Digger manufacturer JCB has reached the end of the road in its six-year battle to overturn a multi-million pound fine for alleged breaches of European competition regulations.
The Staffordshire-based company yesterday expressed "extreme disappointment" after the European Court of Justice upheld the 30.9 million euros (£21 million) penalty imposed by the European Commission in 2000.
The ECJ had ignored bureaucratic errors on the part of the European Commission going back more than 20 years, it said.
It believes the fine, which stemmed from the implementation of a dealer agreement that the company says was notified to, and approved by, the European Commission between 1975 and 1995, is "totally unjustified".
The background to the case is that in 1973, following the UK's accession to the Common Market, JCB was one of the first British companies to comply with European competition law and apply for exemption of all of its distribution agreements.
The company says it amended those agreements on the advice of the Commission and was led by the Commission to believe they were in order.
In 2000, however, the Commission rejected JCB's application for exemption even though it had been renewed in 1980 and 1995.
JCB appealed against the judgement and in 2004 the European Court of First Instance upheld its appeal on a number of counts and reduced the the original 39.614 million euros fine by 25 per cent.
It later appealed to the ECJ to have all of the charges quashed - an appeal which has now been dismissed.
JCB said the court agreed with them that the 27-year delay by the Commission was "regrettable" and breached the C ommission's obligation under European law but it said that the company's fundamental rights had not been breached.

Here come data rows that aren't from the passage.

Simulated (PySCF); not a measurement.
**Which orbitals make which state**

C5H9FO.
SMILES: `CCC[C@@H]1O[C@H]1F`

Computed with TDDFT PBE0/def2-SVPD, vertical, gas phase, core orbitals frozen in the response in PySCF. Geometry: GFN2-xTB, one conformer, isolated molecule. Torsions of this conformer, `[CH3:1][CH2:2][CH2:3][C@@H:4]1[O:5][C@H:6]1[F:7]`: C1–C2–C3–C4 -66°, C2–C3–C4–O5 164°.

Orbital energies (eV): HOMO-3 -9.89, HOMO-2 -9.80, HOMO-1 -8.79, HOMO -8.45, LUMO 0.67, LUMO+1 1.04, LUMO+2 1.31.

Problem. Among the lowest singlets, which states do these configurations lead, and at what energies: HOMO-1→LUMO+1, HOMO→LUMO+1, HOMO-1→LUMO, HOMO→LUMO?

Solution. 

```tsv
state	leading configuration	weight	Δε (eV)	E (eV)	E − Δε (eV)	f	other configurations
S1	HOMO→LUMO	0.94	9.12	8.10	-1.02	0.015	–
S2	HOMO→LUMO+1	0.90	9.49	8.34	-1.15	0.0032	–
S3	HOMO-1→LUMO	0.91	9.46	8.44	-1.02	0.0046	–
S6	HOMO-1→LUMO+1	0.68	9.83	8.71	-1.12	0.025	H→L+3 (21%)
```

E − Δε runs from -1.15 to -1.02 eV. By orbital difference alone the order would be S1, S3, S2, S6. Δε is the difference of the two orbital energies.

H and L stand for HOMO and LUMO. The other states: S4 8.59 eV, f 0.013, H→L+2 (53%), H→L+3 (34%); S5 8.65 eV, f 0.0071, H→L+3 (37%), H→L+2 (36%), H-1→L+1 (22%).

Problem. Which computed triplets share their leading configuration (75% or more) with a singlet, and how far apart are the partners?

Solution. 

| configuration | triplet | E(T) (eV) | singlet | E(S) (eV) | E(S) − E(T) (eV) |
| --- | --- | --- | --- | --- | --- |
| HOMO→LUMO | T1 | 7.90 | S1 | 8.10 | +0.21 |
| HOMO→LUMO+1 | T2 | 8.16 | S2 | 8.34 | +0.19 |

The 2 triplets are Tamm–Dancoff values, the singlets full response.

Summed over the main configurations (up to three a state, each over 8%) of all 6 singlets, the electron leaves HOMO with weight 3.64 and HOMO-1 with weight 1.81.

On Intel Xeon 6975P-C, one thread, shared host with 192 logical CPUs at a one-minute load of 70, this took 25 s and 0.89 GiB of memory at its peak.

It claimed that at no time did the Commission identify the economic impact of the infringements in setting the fine, which was on "a vastly inflated scale compared with those imposed on certain car manufacturers".
John Patterson, JCB managing director and chief executive, said: "We are very frustrated indeed that, after six years of pursuing this action in the courts, the European Court of Justice has ignored the failings of the Commission and found against us."
A company spokesman said later: "We have reached the end of the road. We cannot take this any further."